The JBC, the Olympics and St. Ignatius
About the time that the Judicial and Bar Council was winding down its interviews of the candidates for chief justice, the 2012 Olympiad opened. Although I did not watch all the interviews, I saw enough to be able to sense the spirit into which the candidates entered the fray. I found a good description of that spirit in one of the passages of an article by Nicholas King, SJ, professor of Biblical Studies at Campion Hall, University of Oxford, on the sporting metaphors in the letters of St. Paul. In 1 Corinthians 9:24-27 Paul writes:
“Don’t you realize that the runners in the Stadium, all of them run, but only one gets the medal? You are to run in such a way as to win. (Each one) who is in athletic training exercises self-control (but they do it to win a medal that will fade away…!); so I am running in such a way as not to be without purpose. When I box, I do it in such a way as not to land my blows on empty air—instead I let my body know who is boss, and I make it my slave . . .”
Paul, of course, was exhorting the Corinthian Christians to be serious about their Christian responsibilities as athletes are about training and winning. There is no question that each of the candidates for chief justice prepared to present themselves to win. It’s just too bad that only one of the 20 will get the medal.

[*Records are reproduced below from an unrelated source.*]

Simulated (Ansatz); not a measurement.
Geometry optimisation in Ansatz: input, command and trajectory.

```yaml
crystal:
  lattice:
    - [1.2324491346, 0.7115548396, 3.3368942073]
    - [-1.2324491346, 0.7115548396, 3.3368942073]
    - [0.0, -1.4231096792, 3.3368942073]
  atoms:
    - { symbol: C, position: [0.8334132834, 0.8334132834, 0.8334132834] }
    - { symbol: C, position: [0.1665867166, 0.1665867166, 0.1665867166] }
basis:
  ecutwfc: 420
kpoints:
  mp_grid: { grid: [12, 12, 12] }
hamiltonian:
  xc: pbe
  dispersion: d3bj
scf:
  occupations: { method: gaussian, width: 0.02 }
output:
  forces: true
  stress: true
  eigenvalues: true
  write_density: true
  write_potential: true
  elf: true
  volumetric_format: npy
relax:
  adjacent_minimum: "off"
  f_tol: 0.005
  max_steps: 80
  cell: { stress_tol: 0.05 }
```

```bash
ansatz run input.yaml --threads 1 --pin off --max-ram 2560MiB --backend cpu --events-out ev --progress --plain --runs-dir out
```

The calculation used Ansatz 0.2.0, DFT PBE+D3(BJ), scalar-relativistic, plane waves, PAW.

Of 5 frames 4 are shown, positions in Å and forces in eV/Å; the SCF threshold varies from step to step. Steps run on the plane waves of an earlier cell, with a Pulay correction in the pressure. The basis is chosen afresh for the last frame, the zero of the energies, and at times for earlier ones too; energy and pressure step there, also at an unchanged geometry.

In the course of the interviews, there were allusions to internal conflicts within the current Supreme Court and to conflicting views on the existence or nonexistence of such conflicts. Although the interviews showed no evidence of conflict among the candidates themselves, I might mention another Pauline athletic metaphor cited by King from Paul’s letter to the Philippians, a letter which Paul wrote from prison. King refers to the passage where Paul, exhorting the Christians to work together, uses a Greek verb which roughly means “playing on the same side together in an athletic contest.” Paul uses the verb again “when he is trying to persuade the two redoubtable ladies, Evodia and Syntyche, to stop scratching each other’s eyes out.” This is by no means to suggest that among the ladies interviewed or in the Supreme Court there are redoubtable ladies going after each other! Paul was simply exhorting them to “play on the same team as me and Clement, and the rest of our team.” Later on, Paul would add: “We are engaged in the same agon,” an agon being any kind of athletics contest “and an ‘agony’ is what you go through when you are in deep training for the Olympics.”
There are other sporting metaphors which King cites, but let me just conclude on a positive note with Paul “talking again in athletic terms of ‘my boast… that I did not run a pointless race, nor was all my hard training pointless,’ and he is happy to have been through it all for the sake of the Philippians and their joy” (see 2:17-18). This, I suppose, is where we hope the JBC Olympiad will lead to.
Finally, since tomorrow (Tuesday) will be the feast of St. Ignatius, my favorite spiritual athlete, allow me to say a word about his Olympic experience.
I guess that for many of us, one of the consoling facts about the life of St. Ignatius is that he was not born a saint. We have some in our Jesuit roster who were born saints, like John Berchmans, Stanislaus Kostka, and Aloysius Gonzaga. They died early in their youth. They were put up to us as our models when we were young Jesuit novices trying to become saints; but we were quite aware that it would be an uphill struggle for us because we knew that we carried a baggage more like that of the unreformed young Iñigo. We were made aware that like Ignatius we would have to go through a Pauline agon. (For that reason, perhaps, God has not allowed me to die early.)
Ignatius was born Iñigo during an era when legislators were not yet fighting about family planning. He was the youngest of 13 children. He lost both father and mother at a very early age. That usually does not augur well for the development of a child. Thus, as might be expected, the young Iñigo gave way to an abundance of wild energy. He himself tells us in his autobiography that he reveled in gambling, dueling and wenching. But, and this is a remarkable fact, as I always tell my law students, he never landed in jail.
Although becoming a priest was farthest from his youthful dreams, he went through the early steps toward the priesthood by taking what were then called “Minor Orders.” These were enough to make him technically a “cleric,” and, in an era when there was no separation of church and state, these were also enough to give him immunity from arrest for minor offenses. (Even now, fortunately, being a cleric can get us out of minor traffic violations.)
Significantly, Ignatius also joined military service; however, he fought and lost in only one battle, the defense of Pamplona. But now even our own Armed Forces honor him as patron saint with his statue presiding over Camp Aguinaldo and every major military camp. More significantly, however, we are all familiar with the story of his conversion while convalescing from battle wounds. Thence commenced his agon.
In celebration of his feast, we can perhaps recall and be thankful for his foresight in founding the Jesuit Order and his skill in nurturing it from 10 members to 1,000 before he died. In the metaphor that has come down to us from the 35th General Congregation, Ignatius lit a fire, little fires in the hearts of his companions in the University of Paris, companions who themselves spread out worldwide to start a conflagration.